During the move west settlers created towns and systems much like they had left behind; Upstate New York and the Upper Northwest resembled New England and the Lower South replicated the plantation-based society of the South Atlantic states. In 1860, about 80 percent of southerners still worked the land—same proportion as in 1800. Their banking and transportation systems remained adjuncts to the plantation economy.
In the North, the Market Revolution and westward expansion set in motion dramatic changes. The region became an integrated economy of commercial farms and manufacturing cities. As the Northwest became a settled society, surrounded by a web of transportation with eastern centers of commerce and banking the small farmer found himself drawn into the market economy. They began to grow crops just for market and to raise livestock for sale. The farmer then began to buy the goods previously made at home.
While the northeast transformed from producing mainly, dairy products, fruits, and vegetables for nearby urban markets to an industrial center; the south remained virtually unchanged. The North did buy cotton products from the south but the south remained the biggest purchaser of commodities because they were still producing mainly cotton and that with slave labor. Their economy was precarious and subject to the vagaries of the slave market. Slavery led the south down a very different path than that of cities in the north. Mostly, it inhibited people from moving there and inhibited technological progress. In 1860, the south produced less than 10 percent of the nation’s manufactured goods. The southerner saw commerce and manufacturing as ‘lowly’ trades and discouraged their sons from entering these professions. Many plantation owners saw themselves as a father figure for his slaves and counted it his responsibility to care for the dumb creatures. This paternalist outlook both masked and justified the brutal reality of slavery. It allowed them to assuage their guilt concerning the fact that they bought and sold human beings as if they were cattle.
In the north artisans that once worked within their homes at their own pace began to be recruited by factory owner to produce even more product at a faster pace. To make this possible the process was broken down to many small steps requiring much less skill.
Samuel Slater, an immigrant from England, established the first factory in America in 1790 at Pawtucket, Rhode Island. He built from memory a power-driven spinning jenny. These types of factories produced yarn that was then sent to local women who wove the yarn into cloth and returned it to the factory to be marketed. This ‘putting out’ system ended with the forming of the factory system in Lowell, Massachusetts.

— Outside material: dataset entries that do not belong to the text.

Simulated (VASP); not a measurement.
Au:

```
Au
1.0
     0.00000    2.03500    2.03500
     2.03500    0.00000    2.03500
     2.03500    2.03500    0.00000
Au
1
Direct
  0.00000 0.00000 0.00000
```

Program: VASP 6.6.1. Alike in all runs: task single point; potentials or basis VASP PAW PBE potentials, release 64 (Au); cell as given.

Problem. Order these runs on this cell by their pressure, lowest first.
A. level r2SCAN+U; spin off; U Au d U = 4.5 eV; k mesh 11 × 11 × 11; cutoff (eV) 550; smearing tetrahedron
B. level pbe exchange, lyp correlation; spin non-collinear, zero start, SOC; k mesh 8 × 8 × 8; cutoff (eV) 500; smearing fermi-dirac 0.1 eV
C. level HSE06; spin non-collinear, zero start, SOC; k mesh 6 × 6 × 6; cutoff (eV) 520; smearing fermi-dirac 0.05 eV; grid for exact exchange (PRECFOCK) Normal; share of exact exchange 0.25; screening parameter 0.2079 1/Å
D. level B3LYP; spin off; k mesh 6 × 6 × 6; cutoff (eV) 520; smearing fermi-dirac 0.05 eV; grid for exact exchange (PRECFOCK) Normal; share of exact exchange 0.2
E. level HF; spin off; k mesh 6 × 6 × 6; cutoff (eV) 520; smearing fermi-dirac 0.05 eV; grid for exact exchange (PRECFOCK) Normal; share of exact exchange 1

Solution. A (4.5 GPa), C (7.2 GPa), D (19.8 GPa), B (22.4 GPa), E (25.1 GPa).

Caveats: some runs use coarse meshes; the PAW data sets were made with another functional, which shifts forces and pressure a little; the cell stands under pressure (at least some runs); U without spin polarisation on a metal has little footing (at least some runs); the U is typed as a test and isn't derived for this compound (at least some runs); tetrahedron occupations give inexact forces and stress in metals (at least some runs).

For the industrial worker his or her life was increasingly regulated by ‘clock time’. The workers free time was spent with family or, as in the instance of the ‘Lowell girls’ in educational pursuits, church, fellowship, and lectures.
For the southern slave social life was sometimes carried out in secret. Plantation owners did not want their slaves to have too much free time together as this could be dangerous. They also forbade them to marry as this would cause problems when it came time to sell slaves that were a family unit. The family was often broken up with children being sold or a mother being sold. So the black slaves secretly attended church services and performed wedding ceremonies in the cover of the woods. They were a very close-knit community and feared separation the most. Their main goal in life was to attain freedom. The wage laborer up north had as his/her main goal to make more money. The idea of being closely supervised tending a machine for a period of time dictated by a clock was distasteful to many fiercely independent Americans so the manufacturers turned to those who lacked a way to earn a living; single, young women from surrounding family farms. The northern wage laborer saw the slave as the reason they were not paid more because the freed slave would take his place for less. There was no truth to this train of thought because in reality it was the factory owner and immigrants that were to blame. The southern elite saw themselves as benign, gentlemen farmers helping they black man have a productive life. Never would the black man be free because the constitution stated that free white men may be citizens of the New World and the southerner believed that blacks were somehow less than human. The northerner saw themselves as the champions of freedom for all men regardless of color or race.
By 1800, indentured servitude had disappeared from the United States. This sharpened the distinction between freedom and slavery and between a northern economy relying on what would be called “free labor” (that is, working for wages or owning a farm or shop) and a southern economy ever more dependent on slave labor. In the first half of the nineteenth century, the steamboat, canal, railroad, and telegraph pulled America out of its economic past very quickly. These innovations opened up more land to be populated. They also linked farmers to national and world markets. The first advance was the construction of toll roads; but the enterprising settlers built ‘shun roads’ small detours that enabled the traveler to bypass the toll station. Those hoping to cash in on this new form of transportation never did make a profit.
Improved water transportation lowered the cost of commerce and proved faster than overland routes. By 1811, thanks to Robert Fulton, the first steamboat had been introduced on the Mississippi River; twenty years later about 200 plied the waters.
Although the market revolution and westward expansion occurred in the North and the South, their combined effects further heightened the nation’s sectional divide.
From what I have read about this period in our history I agree that the civil war was a clash between two incompatibly different societies. It seems the so called cultured southerner has never gotten their hands dirty making all the money they did from the backbreaking work of their slaves. They sure did like to spend that easy money on gala balls, cotillions, and the lot. The seeming isolation slavery imposed on them and their way of life was not repulsive to them. They enjoyed their small world of the southern elite. They staunchly believed the rubbish they spouted about the inferiority of the black man and that they did not deserve freedom because they would not know how to govern themselves or fit into a society. They would always be ‘less than’ because of the color of their skin. Consequently, the southern man was always on guard for anything that would encroach upon or attempt to eliminate slavery. So much so, he even went to war to maintain the right to own human beings and treat them like animals.
Mr. Douglas stated in the debate with Lincoln in 1858, that he is...”Opposed to negro citizenship in any and every form…I don’t believe the Almighty made the Negro capable of self government.”
As seen in the preceding quote Mr. Douglas couldn’t be much clearer on where the south stands on the issue if slavery. In contrast Mr. Lincoln, although still not sure the black man will ever be equal with the white man he does believe….”there is no reason in the world why the negro is not entitled to all the natural rights enumerated in the Declaration of Independence, the right to life, liberty, and the pursuit of happiness.”
It was all about race; the differing economies, the slow technological growth, the politics, the lifestyles, and ended in a war that nearly tore our country apart.